C-Command Software Forum

Searching for text in MS Word files

I am hoping my issue is merely a new user’s confusion. I am trying to build a library containing a wide variety of filetypes: txt, doc, docx, xls, pdf, jpg, and others. As I am trying to emulate a library built by a colleague, Dave Kindem, who had nothing but praise for EagleFiler. The library currently shows it has 10,164 records and OS X Finder says the entire library’s files occupy 54+GB. I have plenty of storage so these sizes are not a problem on my Mac.

My issue is EF is not finding text I know is in certain MS Word documents. That is, I put a word into the search field and Search Anywhere. The document that I know has it many times does not appear. However, when I manually select the file in the Records List, and use cmd+F to bring up a Find window, place my word into the Find field and use the Contains option, it finds all instances instantly. So it’s working at the record level but not the library level. The Word files were created in a variety of versions over many years. If it is relevant, I have Word for Mac 15.24 on my machine.

So far, I have tried opening the library with Option+Command to reindex the entire library. That seemed to improve searching in general but has not solved this puzzle. I have searched this forum but see no recent posts on this topic; I’ve noted many improvements have been made in how EF treats Word files over time. I have proved that Excel files are being indexed properly - no issues there. I have also proved that many PDF documents are indexed and word searches are successful for the records I’ve tested.

Context: I’m on a Mac desktop with 32GB RAM, approx. 15TB HD storage, running OS X 10.11.6, and EF 1.7. Everything’s running fine.

Am I exceeding the sizes supported by EF? There are many records I could place in separate libraries if necessary. I have also tried limiting the search scope to a folder containing only 207 records without success.

Will appreciate any thoughts.
Doug

No, there’s no limit that you’re running into. I recommend that you create a new test library and import one of the problem Word files into it. If the file is findable (when searching Records) in the test library, then that would show that there’s something wrong with the main library. If the file is not findable, then there is probably an issue with the particular Word file, in which case you could send it to me so that I can look into how the indexer is handling it.

Test successful

Good test. Created new library, imported the file that was not yielding search results. By itself in a new library, Search is working on the document.

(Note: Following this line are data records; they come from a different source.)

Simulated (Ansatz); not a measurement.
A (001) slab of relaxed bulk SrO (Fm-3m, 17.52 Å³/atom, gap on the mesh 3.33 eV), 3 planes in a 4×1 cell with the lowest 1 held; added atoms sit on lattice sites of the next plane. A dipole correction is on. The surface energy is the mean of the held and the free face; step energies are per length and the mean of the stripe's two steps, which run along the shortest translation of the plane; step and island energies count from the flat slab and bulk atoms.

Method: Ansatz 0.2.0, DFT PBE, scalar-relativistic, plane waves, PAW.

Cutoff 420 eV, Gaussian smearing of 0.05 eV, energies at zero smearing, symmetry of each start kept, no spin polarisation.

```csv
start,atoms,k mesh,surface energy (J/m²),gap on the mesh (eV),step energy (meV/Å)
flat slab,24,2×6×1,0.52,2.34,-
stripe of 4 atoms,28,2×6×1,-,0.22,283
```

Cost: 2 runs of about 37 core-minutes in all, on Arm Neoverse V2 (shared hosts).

Does this indicate I should build a new library and test Search as additional docs are added? When I built the one with problems, I simple captured or imported files wholesale in large groups.

Thank you,
Doug

Library reindexed on morning opening
Michael,
Am curious what you would make of this: This morning, after doing the experiment you suggested, I opened the library I had asked about. I happened to have the Activity panel open from yesterday. When I opened that library, EF started a process of indexing all 10K+ records over a period of about 30 minutes. At the end of that time, the Search I reported as not working works. It works from the Search field and when I select the Word doc I knew to contain the target, all instances were highlighted when it opened in the Record Viewer. I’ve tried several other searches and all have worked successfully.

May I conclude that EF somehow detected imperfect indexes and decided to rebuild on its own? Does the act of closing and then opening the library cause anything beyond checking for new files or newly edited files?

Would you have any remaining concerns about my indexes that I should investigate? For now it appears all is working OK.

Thank you again for helping.
Doug

Possibly. If EagleFiler detects that an index file is damaged, it will start a new one, redo the indexing, and move the damaged index to a side folder inside the .eflibrary. Or, it could simply be that the indexing didn’t finish after you imported the files, or perhaps there was a transient error. When you re-open the library, EagleFiler does a full scan of the files and updates any that are not current in the index.

It also checks for missing files, syncs tags with the Finder, and backs up the metadata from the database to XML.

No.

Great information
Thank you very much.